Not specifically a Meteor question - but what could cause an app to spend a significant amount of time (e.g., 25% ) of CPU time in garbage collection, if it was not close to it’s memory limit?
In the last couple of days I’ve noticed the CPU usage of one server hits 100% and stays there until the server is restarted. I’ve found no pattern as to which method calls or publications could cause this, but today I ran a profiler on the server in question when it happened - and the only obvious problem was that garbage collection took 25% of the time, 10% of the time was just “program” the rest was distributed across a couple hundred function calls.
What could cause this amount of garbage collection? The server has 2GB of memory - and is the only thing running, it was using around 600MB at the time.
I dont think memory space is the issue - I’m using ~35% of memory - loads of space. I’m not convinced it’s actually a garbage collection issue - though it seems odd that GC takes 25% of time. I re-ran the profile on a healthy server and found GC taking 75% of non-idle time (though it was idle like 90% of the time)
I have no reference point on GC sadly. Nothing else (except “program”) looked out of the ordinary. I’m not sure how to upload cpu profiles - when I tried I get an error about file types. I’ve put them in an S3 bucket for now:
bad and bad2 are the same event at different times. Bad3 is (presumably) the same problem on a different server, good is a reference profile when the server wasn’t having problems.
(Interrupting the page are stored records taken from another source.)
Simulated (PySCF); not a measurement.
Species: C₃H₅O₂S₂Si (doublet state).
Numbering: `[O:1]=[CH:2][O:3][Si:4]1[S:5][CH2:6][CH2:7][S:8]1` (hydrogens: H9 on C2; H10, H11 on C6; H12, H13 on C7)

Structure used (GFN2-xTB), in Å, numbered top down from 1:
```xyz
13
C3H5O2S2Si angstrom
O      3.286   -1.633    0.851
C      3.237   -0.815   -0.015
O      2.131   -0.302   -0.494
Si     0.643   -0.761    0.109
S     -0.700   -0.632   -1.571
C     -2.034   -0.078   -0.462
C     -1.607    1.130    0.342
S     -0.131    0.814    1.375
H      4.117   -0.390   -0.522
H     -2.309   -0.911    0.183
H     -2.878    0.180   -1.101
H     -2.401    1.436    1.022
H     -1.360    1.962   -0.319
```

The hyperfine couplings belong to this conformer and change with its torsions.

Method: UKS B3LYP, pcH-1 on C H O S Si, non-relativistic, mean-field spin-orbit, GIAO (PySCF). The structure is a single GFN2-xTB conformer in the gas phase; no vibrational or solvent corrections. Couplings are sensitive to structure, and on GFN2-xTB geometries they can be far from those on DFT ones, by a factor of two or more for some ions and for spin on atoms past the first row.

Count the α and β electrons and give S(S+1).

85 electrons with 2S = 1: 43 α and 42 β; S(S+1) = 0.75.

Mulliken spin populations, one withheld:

When it happened on the second server, a restart didnt fix it - which makes me think that a method/publication isn’t completing. Unfortunately Kadira doesn’t track incomplete functions
Luckily all of your issues seem to stem from a single Meteor method: runStatUpdate. In particular, the getStatsWithScoutReportTeamAndPlayers function called by the Meteor method seems to be fetching many documents (player documents I think) from the database. If you make this function less expensive (maybe decrease the number of player docs being returned?) or decrease the frequency with which you call runStatUpdate all of your problems should go away.
Here’s a representative slice from the CPU profile:
Thanks for looking, however this was the first place I checked because it does a lot of things, and requires a LOT of data - but its also used fairly heavily, and the bug comes up so infrequently I dont think this could be the problem.
We have a record of every method call, and the arguments, made during the time window today and re-running those same arguments doesn’t trigger the bug.
I’m about 99% sure its a publication or subscription and that the call isn’t completing - when we restarted the server during the bug, the bug came back 5 times once per restart. In theory this should make it easier to detect - but nothing I can see is causing this.
The problem appears to be caused by very specific arguments, which result in a query like this:
StatablePlayers.find({season: number, level: "string", playerId: undefined})- which returns way too much data.
Whats REALLY interesting:
StatablePlayers.find({_id: undefined}) returns NOTHING. It appears that the remove undefined doesnt apply to _id - which is part of what made this so hard to track down.
Thats not quite what happens - all the StatablePlayers have playerId’s, the problem is meteor is stripping undefined values from the query (I knew it did it, but its a recent change for us so we’re still finding the places where we have undefined values. What confuses me is why _id is treated differently - I guess meteor knows that you can’t have a document without an _id so “helps out”
Wow, that is an incredibly backwards incompatible change! We are using Meteor 1.6.0.1, so we don’t have this change yet. I’ll probably have to override the ignoreUndefined setting to be false…
Anyways, this explains why the query is returning so much data.
I looked at that too, but its not even an overridable option - you’d have to fork the package. I too was surprised and had the same problem, we jumped from 1.6.0 to 1.8 (because 1.6.1 had coffeescript problems and 1.7 had babel problems ;/)